Humans take a back seat, robots take over at Hen Na Hotel

By on August 7, 2015

 

At the entryway, hotel guests are greeted by a bowing robot and over at the reception desk are a Japanese-speaking female humanoid with lashes that blink and a savage-looking dinosaur that speaks Japanese and English. The aptly named Henn na (quirky) hotel opened on July 17 inside the Huis Ten Bosch, a popular amusement park in Sasebo, Nagasaki, that houses the Hollanda mura (Holland Village).

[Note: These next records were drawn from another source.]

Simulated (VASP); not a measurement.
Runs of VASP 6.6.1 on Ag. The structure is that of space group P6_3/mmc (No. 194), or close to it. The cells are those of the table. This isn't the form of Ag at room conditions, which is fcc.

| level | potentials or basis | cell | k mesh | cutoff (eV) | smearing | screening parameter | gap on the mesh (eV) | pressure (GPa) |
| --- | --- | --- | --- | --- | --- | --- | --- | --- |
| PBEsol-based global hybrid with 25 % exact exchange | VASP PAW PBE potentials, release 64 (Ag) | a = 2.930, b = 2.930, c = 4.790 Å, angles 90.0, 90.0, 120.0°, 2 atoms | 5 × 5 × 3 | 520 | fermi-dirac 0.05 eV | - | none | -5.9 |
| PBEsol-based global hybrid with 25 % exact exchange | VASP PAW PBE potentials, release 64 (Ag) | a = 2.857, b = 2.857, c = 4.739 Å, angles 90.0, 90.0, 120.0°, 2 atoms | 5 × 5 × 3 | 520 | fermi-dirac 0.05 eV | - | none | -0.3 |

Hotel guests are not given room keys. Instead, it uses facial recognition technology by registering the digital image of the guest’s face during check-in. “Robots are not good at finding keys, if people happen to lose them,” explains Hideo Sawada who operates the hotel. If guests want to deposit some items or personal belongings for safekeeping, a giant robotic arm will take and lift one of the immaculate white boxes stacked into the wall inside the cloak room and put it out through an open glass space for the guest to use.

Sawada, in a press brief, demonstrated a drone that delivers snack jars. “Staffing the hotel with robots is no marketing gimmickry but an effort to highlight innovation and cut costs,” says Sawada. Accommodation at Henn na Hotel starts at 9,000 yen which is about three times cheaper than standard hotel rates in Japan. There is no light switch inside the rooms but a lamp-size talking robot located on top of the night table called “Tuly” will do it for you. Tuly can also answer simple questions that Siri does,  like “What’s the weather today?”